Answer:
[tex]2n^2+n+1[/tex]
Step-by-step explanation:
To determine the nth rule for the given sequence, begin by calculating the first differences between consecutive terms by subtracting each term from the next:
[tex]4 \underset{+7}{\longrightarrow} 11 \underset{+11}{\longrightarrow} 22 \underset{+15}{\longrightarrow} 37[/tex]
As the first differences are not the same, we need to calculate the second differences (the differences between the first differences):
[tex]7 \underset{+4}{\longrightarrow} 11 \underset{+4}{\longrightarrow} 15[/tex]
Since the second differences are the same, the sequence is quadratic and will contain an n² term.
The coefficient of the n² term is always half the second difference. As the second difference is 4, the coefficient of the n² term is 2.
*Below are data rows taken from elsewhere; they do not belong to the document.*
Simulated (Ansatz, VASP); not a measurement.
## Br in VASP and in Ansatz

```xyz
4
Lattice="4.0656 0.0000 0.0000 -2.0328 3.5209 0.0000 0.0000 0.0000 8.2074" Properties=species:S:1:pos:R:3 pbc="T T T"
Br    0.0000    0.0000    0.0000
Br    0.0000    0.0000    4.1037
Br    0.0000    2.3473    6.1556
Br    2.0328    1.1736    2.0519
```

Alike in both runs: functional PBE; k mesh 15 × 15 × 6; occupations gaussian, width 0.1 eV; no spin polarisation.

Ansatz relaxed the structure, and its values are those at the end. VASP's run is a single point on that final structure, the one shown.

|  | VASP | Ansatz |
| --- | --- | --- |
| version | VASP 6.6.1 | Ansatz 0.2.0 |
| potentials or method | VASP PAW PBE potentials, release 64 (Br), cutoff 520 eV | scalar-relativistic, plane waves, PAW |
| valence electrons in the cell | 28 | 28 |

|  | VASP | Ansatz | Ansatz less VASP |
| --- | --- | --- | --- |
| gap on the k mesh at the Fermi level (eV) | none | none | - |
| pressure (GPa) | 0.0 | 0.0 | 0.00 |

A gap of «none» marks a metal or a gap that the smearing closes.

Now, compare 2n² with the given sequence (where n is the position of the term in the sequence):
[tex]\begin{array}{|c|c|c|c|c|}\cline{1-5}n&1&2&3&4\\\cline{1-5}2n^2&2&8&18&32\\\cline{1-5}\sf operation&+2&+3&+4&+5\\\cline{1-5}\sf sequence&4&11&22&37\\\cline{1-5}\end{array}[/tex]
We can see that the algebraic operation that takes 2n² to the terms of the sequence is to add one more than the value of n, so to add (n + 1) to 2n².
Therefore, the nth term rule is:
[tex]\Large\boxed{\boxed{2n^2+n+1}}[/tex]